The idea of flipping the classroom, albeit new, has become a somewhat cliched concept already. Teachers talk about how the classroom can be radically changed by using the internet to change the way we teach. I’m not deriding this methodology. In fact, I agree it has its merits – in that it illustrates education’s willingness to change.
However the entrenched problem of the system itself still remains. Why are children sitting in a classroom, isolated from each other by computer screens? They are learning but what’s the point of traveling all the way to school to get on the internet?

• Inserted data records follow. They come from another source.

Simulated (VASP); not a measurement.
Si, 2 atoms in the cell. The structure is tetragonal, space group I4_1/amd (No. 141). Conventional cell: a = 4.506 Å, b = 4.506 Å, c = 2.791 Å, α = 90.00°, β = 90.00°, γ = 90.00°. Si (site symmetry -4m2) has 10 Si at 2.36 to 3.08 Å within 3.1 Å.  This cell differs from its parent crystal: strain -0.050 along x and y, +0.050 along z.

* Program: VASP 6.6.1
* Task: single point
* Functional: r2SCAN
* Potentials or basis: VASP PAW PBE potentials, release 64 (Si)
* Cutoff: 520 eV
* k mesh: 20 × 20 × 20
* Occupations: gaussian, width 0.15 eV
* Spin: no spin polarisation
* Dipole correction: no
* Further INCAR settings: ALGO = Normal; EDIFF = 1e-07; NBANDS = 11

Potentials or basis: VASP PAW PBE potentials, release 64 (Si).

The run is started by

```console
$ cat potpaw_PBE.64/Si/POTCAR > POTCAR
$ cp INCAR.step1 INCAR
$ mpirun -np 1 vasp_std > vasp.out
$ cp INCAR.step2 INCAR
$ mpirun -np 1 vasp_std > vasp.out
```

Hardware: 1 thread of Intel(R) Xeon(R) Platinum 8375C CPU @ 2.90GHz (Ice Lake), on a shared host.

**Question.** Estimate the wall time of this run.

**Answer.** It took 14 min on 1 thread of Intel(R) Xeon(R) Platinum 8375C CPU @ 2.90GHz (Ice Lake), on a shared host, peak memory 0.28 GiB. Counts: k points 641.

While some would say that the 1-on-1 tutoring and contact with the teacher is the key ingredient, it doesn’t really answer the question. Students can get that assistance in other ways, such as by a teacher on a webcam (perhaps using Google hangouts). The teacher could use a shared drawing space app to draw and write problems which the student could see while listening to the teacher’s explanation. The teacher could also refer the student to a different instructional video. Another approach would be to have students conference together and explain to each other. Or just use a dedicated forum to ask for help. The student, as well as learning about a math problem, could be learning online interaction skills and research skills while they find the answer to the problem.
Finally, the student could also be getting help from their *gasp* parents in finding ways to solve problems or answer questions they don’t understand.
Flipping the classroom is great … but it’s still a classroom. Technology has always been shoehorned into schools for more political benefit than educational benefit. Kids are learning more online away from classrooms (and away from formal education) than ever. Teachers should not be instructors. They should become a guide, a sounding board or even a safety net for when students need a boost.
Flip the education system. Remove the classroom from the picture and see how quickly kids adapt to an education that they control.